ST. PETERSBURG — A century-old home once marked for destruction as the site of a condo high-rise will see new life under the developer behind downtown's buzzy Birchwood hotel.
Chuck Prather bought the Mansion by the Bay late last month for $2 million, property records show, with plans to restore it as an annex half a block from his boutique Beach Drive hotel.
So what will Prather get for his money? About 18 parking spaces, an office and storage for everything his five-floor hotel, restaurant and rooftop lounge can't hold.

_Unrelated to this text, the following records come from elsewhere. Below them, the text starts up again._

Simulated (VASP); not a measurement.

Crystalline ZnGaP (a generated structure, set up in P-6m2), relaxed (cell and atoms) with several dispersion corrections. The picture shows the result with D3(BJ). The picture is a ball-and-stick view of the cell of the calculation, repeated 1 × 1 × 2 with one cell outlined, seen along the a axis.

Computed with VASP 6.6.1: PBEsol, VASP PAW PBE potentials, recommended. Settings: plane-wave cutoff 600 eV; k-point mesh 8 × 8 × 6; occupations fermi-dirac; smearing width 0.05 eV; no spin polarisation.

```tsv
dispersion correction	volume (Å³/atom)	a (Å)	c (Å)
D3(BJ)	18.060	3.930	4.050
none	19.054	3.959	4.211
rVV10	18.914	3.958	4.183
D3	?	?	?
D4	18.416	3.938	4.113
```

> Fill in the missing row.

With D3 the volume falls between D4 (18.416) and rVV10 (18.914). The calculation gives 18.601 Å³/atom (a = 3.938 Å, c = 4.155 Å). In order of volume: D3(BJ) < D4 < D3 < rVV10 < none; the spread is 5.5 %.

For Prather, it is an expensive vote of confidence in his 2-month-old hotel, the cash flow of which he said will fund the home's restoration.
But Prather said it's just the cost of doing business in downtown's blossoming but built-out nightlife district.
"(The high cost) was silly, but that's downtown St. Petersburg. It's doing so well that that's what we had to do," Prather said. "There's no more dirt down here."
The Queen Anne-style home at 145 Fourth Ave. NE was built at the turn of the 20th century for A.T. "Bert" Blocker, an early father of the "Sunshine City" and its mayor in 1910.
His Blocker Transfer Co. drove teams of horses to train stops to transport baggage, mail and building materials. It also hauled the city's first telephone poles; the company's phone number was 1.
Blocker's home served as a clubhouse, nursing home, dance school, wedding venue and Russian cafe before developer Lee Allen bought the land in 2010 for $525,000.
Allen planned to raze the home and build Silhouette, a 14-story high-rise of 16 luxury condos selling for $700,000 and up.
But real estate agents said the $2 million offer — more even than Prather spent to buy the foreclosed hotel that became the Birchwood — was too sweet to pass up.
Though crews next month will begin sweeping for termites, vermin and rotting wood, Prather said he plans to preserve the home's historic grandeur.
Said Prather: "We'll begin to put the old girl back in shape again."